Country Boys

31 January 2010

Hugh Campbell, Michael Mayerfeld Bell, and Margaret Finney, eds.  Country Boys: Masculinity and Rural Life. University Park, PA: The Pennsylvania State University Press, 2006. 322+ix.

In the age of corporate identities, urban men often look to rural men as possessing something primeval and masculine.  Whether the frontiersman or the farmer, the cowboy or the co-op producer, something about the wilderness remains in these men.  There seems something rooted to a masculine essence. 

Country Boys contests these powerful images with gritty, provocative sociological studies.  In truth, they say, rural men have their masculine identity socially constructed every bit as much as the city man.  Fifteen essays, from various authors and covering country life from America to Ireland to New Zealand, examine and challenge the gendered values held in these environments.  While its essays are of inconsistent quality, Country Boys is overall a very useful volume for men’s studies. 

As the introductory essay recognizes, men of the fields and forests and outdoors uphold “the symbolic power of the venerable rural myth of rugged individualism” (2).  They exude a sense of toughness, structure and discipline.  They gravitate towards a rather patriarchal order.  Because rural psycho-social organizations erect firm boundaries and expectations, men in these environments sometimes have a hard time challenging norms or responding to dramatic shifts in cultural climate.  There is often a subtle but ubiquitous enforcement of conservative, white, heterosexual lifestyles.  Many of the essays in this volume illustrate the force of rural hegemony. 

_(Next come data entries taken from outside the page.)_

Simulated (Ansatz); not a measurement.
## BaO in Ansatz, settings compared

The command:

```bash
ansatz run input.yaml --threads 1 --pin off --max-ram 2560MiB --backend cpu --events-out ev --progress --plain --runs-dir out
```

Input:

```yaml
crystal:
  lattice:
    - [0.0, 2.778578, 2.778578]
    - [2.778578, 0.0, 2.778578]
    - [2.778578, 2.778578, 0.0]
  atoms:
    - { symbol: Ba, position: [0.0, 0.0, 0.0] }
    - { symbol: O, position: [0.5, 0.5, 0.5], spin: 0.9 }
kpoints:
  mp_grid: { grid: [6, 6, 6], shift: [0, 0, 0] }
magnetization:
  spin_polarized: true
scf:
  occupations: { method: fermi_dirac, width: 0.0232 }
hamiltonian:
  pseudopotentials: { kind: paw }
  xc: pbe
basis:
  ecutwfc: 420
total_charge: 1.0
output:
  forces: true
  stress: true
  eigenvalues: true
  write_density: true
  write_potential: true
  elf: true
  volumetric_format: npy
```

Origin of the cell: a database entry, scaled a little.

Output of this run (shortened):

The several studies on rural men’s bodies are, I think, the strongest contributions.  Will H. Courtenay writes about the health effects of manly codes, cataloguing compelling statistics about these men’s injuries, illnesses and early deaths.  Jo Little’s contribution explores different ways the male body tends to be portrayed, such as naked calendars and homely singles ads, and how each is intended to steer people away from “scary sexualities” back to the valuation of the family.  The gem of Country Boys is probably David Bell’s “Cowboy Love,” which provides four vastly different portraits of rural homosexualities.  Without sounding bitter or didactic, Bell describes the perilous identities of these men, also explaining how we cannot conflate the idyllic “homosexual rural” with the actual “rural homosexual.”  The essay is all that much more impressive since it was written before the Brokeback Mountain phenomenon.

Missing from the volume is a look into religion among men of the country.  (How it is possible to speak of cohesive societies and cohesive masculinities without religious ties, I do not know.)  Also omitted are studies about migrant workers.  Sometimes lacking is a counterbalancing sense of appreciation about rural men’s decisions, and how their (increasingly unpopular) values help facilitate their often happy lives.  These points aside, Country Boys can be said to contain important studies.  I recommend it as a library resource and a book for upper division sociology classes.